The majority of the fighting had happened to the north of Featherston s Brigade. As units on the left of Featherston were sent to the heaviest fighting, the men of the 33rd moved closer to getting into the fight. As Gen. Loring got Featherston and the remnants of Gen. S.D. Lee's command into position Gen. Pemberton sent an order for Loring to cover the retreat of the army. (The official reports list only one man missing from the 33rd Mississippi, and no wounded or killed in action. A review of individual service records of the regiment reveal that several show men listed as wounded on 16 May 63, captured on 16 May 63, or killed on 16 May 63. The 1st Sgt. Of Company A, along with a few others ended up in Vicksburg with Pemberton's Army and signed his parole there when that army surrendered in July.)
As Pemberton retreated to Vicksburg Gen. Loring was to cover the retreat. He did so but in the confusion of battle the Yankees were able to get some units between him and Pemberton. He then faced the decision of having to attack those Yankees and fight his way through to Pemberton or to take another route than his planned one to get to Vicksburg. He chose to try a different road and set off with a local man as a guide. The soldiers marched through the night along the east bank of Baker's Creek in the mud on what was little more than a trail. Because of the conditions they had to abandon large amounts of equipment including twelve cannons and several wagons of ammunition. When they finally reached their alternate road they saw that fires to the northwest indicated that the Yankees were again astride their line of retreat and there was no hope of rejoining Pemberton.
Loring called a council of war and the decision was made to head south to the railroad at Crystal Springs and then march back up from there to rejoin Gen. Joe Johnston at Jackson. Loring lost over 3000 men to straggling during the retreat. Several of the companies of the 33rd were from the southwestern part of Mississippi and they probably just took the opportunity to go home for a while. Pvt. Van Kees did so. One officer in the 3rd Mississippi wrote a relative that, "Most all of 3 companies went home, but officers have been sent out to arrest and bring them in." The regiment remained at Jackson until 31 May 1863 and then moved on to Canton, Mississippi. They went into camp here west of town on Bear Creek.

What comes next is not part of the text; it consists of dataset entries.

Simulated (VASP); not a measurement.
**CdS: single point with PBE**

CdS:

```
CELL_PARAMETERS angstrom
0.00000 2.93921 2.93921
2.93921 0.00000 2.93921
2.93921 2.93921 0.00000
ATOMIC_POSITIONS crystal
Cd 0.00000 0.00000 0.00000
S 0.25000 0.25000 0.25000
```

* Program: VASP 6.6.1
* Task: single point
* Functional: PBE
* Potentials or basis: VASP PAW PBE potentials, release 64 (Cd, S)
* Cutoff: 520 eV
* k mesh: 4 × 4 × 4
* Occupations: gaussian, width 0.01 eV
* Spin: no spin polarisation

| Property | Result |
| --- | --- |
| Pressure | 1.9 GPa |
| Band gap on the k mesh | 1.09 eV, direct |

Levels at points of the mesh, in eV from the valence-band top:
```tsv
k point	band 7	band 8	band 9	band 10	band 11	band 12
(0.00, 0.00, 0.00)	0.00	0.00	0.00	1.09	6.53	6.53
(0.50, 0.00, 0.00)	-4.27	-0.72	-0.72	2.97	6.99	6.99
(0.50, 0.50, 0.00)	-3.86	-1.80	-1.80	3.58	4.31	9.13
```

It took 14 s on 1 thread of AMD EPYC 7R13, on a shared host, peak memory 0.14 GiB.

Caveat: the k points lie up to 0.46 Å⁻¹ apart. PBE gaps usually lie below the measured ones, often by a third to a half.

The 33rd was here to become part of the "Army of Relief" that Gen. Joe Johnston was assembling to come to the rescue of the troops besieged in Vicksburg. Many words have been written about Gen. Johnston's failure to ever really do anything to relieve Gen. Pemberton and his troops. Gen. Grant was besieging Vicksburg with 45,000 men. Gen. Pemberton had 29,500 men inside Vicksburg, and Gen. Johnston had been reinforced to 31,000 men and 78 cannons. While Johnston organized and got ready, Grant increased his forces to 77,000. With this large number he was able to detach Gen. Sherman from the siege line and send him east to defend against Johnston's anticipated attack. The 33rd Mississippi Infantry as part of the "Army of Relief" participated in the marches and preparation to do battle to free Vicksburg but there was no fighting. The Regiment left Canton on 9 June 63 and marched in the general direction of Vicksburg camping at Clinton, Mississippi, Moore's Ferry (on the big Black River), and then arriving to camp on Panther Creek near Vernon from 11 June 63 until 30 June.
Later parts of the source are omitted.